[libre-riscv-dev] SV Prefix questions

Sat Jun 22 13:00:19 BST 2019

https://libre-riscv.org/simple_v_extension/sv_prefix_proposal/#setvl

The proposed format is setvl rd, rs1, imm

I'm having a bit of difficulty understanding the rules, how loops would be
envisaged, why there is no MAXVL and why no use of CSRRW

The rules do not make sense, and are not as clean or clear as either RVV or
SVOrig.

Why test rs1 for being larger than the imm set VL to only half of rs1?

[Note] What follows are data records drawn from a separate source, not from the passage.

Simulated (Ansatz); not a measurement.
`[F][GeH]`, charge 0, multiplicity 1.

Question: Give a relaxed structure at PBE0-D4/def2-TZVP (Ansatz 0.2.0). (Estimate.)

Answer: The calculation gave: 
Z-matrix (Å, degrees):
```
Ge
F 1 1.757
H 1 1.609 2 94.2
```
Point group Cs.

Why set VL to XLEN when ... no, there is just no logic to this at all, and
I suspect that loops will be complex or just plain difficult if not
impossible to understand.

Can you explain and justify it with some pseudocode examples and
explanation?

We need to choose one form or the other, it's not going to work with both.

The CSRRWI format only allows a 5 bit immediate:
>
>
CSRRWI rd, VL, #imm

and the CSRRW format only allows a 5 bit register:

CSRRW rd, VL, rs1

This would have been enough for RVV to set VL from MIN(MAXVL, rs1) and then
return that into rd, however CSRs are forced to return the *old* value, and
the loops need VL (new value) to be returned, otherwise you need a CSRRD
which is a waste of another opcode.

Therefore they decided to add VSETVL as an instruction.

I understand why they did it: I disagree with the strict rules, and so, SV
SETVL, rd is set to the *new* value.

The reason for the MAXVL as a separate CSR is because it defines the range
of the vectorisation. Where RVV has separate vector regs, the vectorisation
takes place on elements *in* that vector reg, thus MVL is an architectural
specific feature.

In SV due to the vectorisation being on the actual regfile it needs to be
actually set, otherwise when doing VL-based loops there is no clue as to
which regs to actually stop writing to.

RVV SETVL was designed very cleverly.  See that DAXPY example in SIMD
Considered Harmful.

No matter what a0 is set to, VL gets set arbitrarily and its value returned
in t0. WITHOUT NEEDING GETVL, t0 can be subtracted from a0, so that a0 will
eventually equal zero.

The last loop, t0 and VL will *equal* a0 (never be less than), such that a0
will become exactly zero.

To preserve this exact functionality, and still fit onto a standard
regfile, we *need* to be able to set MVL.

The rules that you envisage do not make sense (no explanation), and I would
be surprised if they were as simple as the RVV loop paradigm.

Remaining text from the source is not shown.